In mid July 2025, MIT published a report on AI and their adoption among businesses. Media picked it up end of August and there has been no shortage of takes, opinions and posts regarding it. I have, too, no shortage of takes on that report. In this post, I ’ll focus on one of these.

There’s 8 industries identified in the report. I won’t re-iterate them here as I see no point, go read the report. Of those 8 industries, only 2 (Tech and Media) show clear signs of structural disruption. And Media substantially more than Tech.

The first, Tech has a number of probably easy to grok reasons. My non-exhaustive take is, in no particular order or gravity:

  • Forced adoption as dictated by C-levels
  • Adjacency to the industry that created AI
  • Seeing first hand that these tools can work.
  • The inquisitive nature of people in the Tech industry. They have been for decades, after all, the first to try out new technologies to begin with
  • Very faster iteration patterns that lead to:
    • Minimal time spent to regress from failures. Which other industry do you know that can ship a new version of the product the next day and fix whatever mess was released the day before?
    • Creation of a culture that not only accepts failure, but is open about it, quantifies it and actively tries to address it.
  • Acknowledgement that there is a chunk of work that is arguably boilerplate and could be automated away. There’s been efforts at that before, this is just the last iteration at automating the boilerplate away
  • Gravity of failures is usual low. It’s usual OK if you can not see your pictures or email or social media feed for a couple of hours. Chances are that nobody is going to be gravely injured over that (yes, I know we can concoct imaginative scenarios that this can happen - or has even already happened - but they are an exception, not the rule). Compare Gmail not working to a bridge collapsing (to stay within the Engineering profession), if you need something concrete.

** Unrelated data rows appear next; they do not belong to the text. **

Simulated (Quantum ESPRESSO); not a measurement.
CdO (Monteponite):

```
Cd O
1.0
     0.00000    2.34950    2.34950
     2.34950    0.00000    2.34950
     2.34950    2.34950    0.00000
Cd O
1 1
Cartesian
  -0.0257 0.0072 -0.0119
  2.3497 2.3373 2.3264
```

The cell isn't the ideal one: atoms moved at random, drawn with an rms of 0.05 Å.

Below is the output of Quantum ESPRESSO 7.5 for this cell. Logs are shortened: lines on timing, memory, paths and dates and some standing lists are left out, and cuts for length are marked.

There are of course some exceptions. There are Tech related high stakes environments, for example huge trade clearing houses. In these cases, a continental financial catastrophe might happen. Those move substantially slower and want a lot more assurance their code works. Similarly, some parts of the Tech industry, write code for other parts that are critical (e.g. Energy and Materials). You don’t want an entire city in darkness because AI hallucinated the wrong code block.

That last part above probably also explains why Tech isn’t leading the adoption.

And who is leading? Media. Which is this:

  • A profession, with low salaries. Multiple reasons for that, I won’t digress as to why. But, it is clear that the incentive for quality work fades with lower salaries.
  • Fed largely by the Tech industry, via ads. This creates incentives for click farming, not good content.
  • Living on the news, so knowing stuff early on and being able to adopt it sooner.
  • With people that their profession is to produce content offering a take or opinion on pretty much anything, without necessarily having any kind of deep knowledge. Lack of knowledge encourages mistakes.
  • With bad feedback channels. If they spend the time to do their work better, they are essentially left starving.
  • With minimal rewards for reporters, which are part of the Media industry. At best, a prize, minimal money and some congratulations by colleagues. At worst, mortal enemies for life.
  • Owned by companies that have an actual interest in not seeing truthful, good quality articles out. Yes, I know some are still held to high degrees of decency and respect, but the biggest part isn’t and we are talking majorities here, not exceptions.
  • A profession where a mistake, is often not even reported. When it is, political power needs to be often exerted to acknowledge and fix the mistake. Either by collective actions or by knowing someone that can push this forward. And when that happens, an apology tends to be enough. As long as you avoid defamation and calls to violence, any mistake is more or less OK.

The end result? Quality often isn’t an incentive, quite the contrary, it gets in the way

So the summary is, I guess, that those industries have adopted AI so quickly, because what they do is very often not critical. A failure isn’t gonna cost lives. So they can afford to use AI to produce what it is they produce.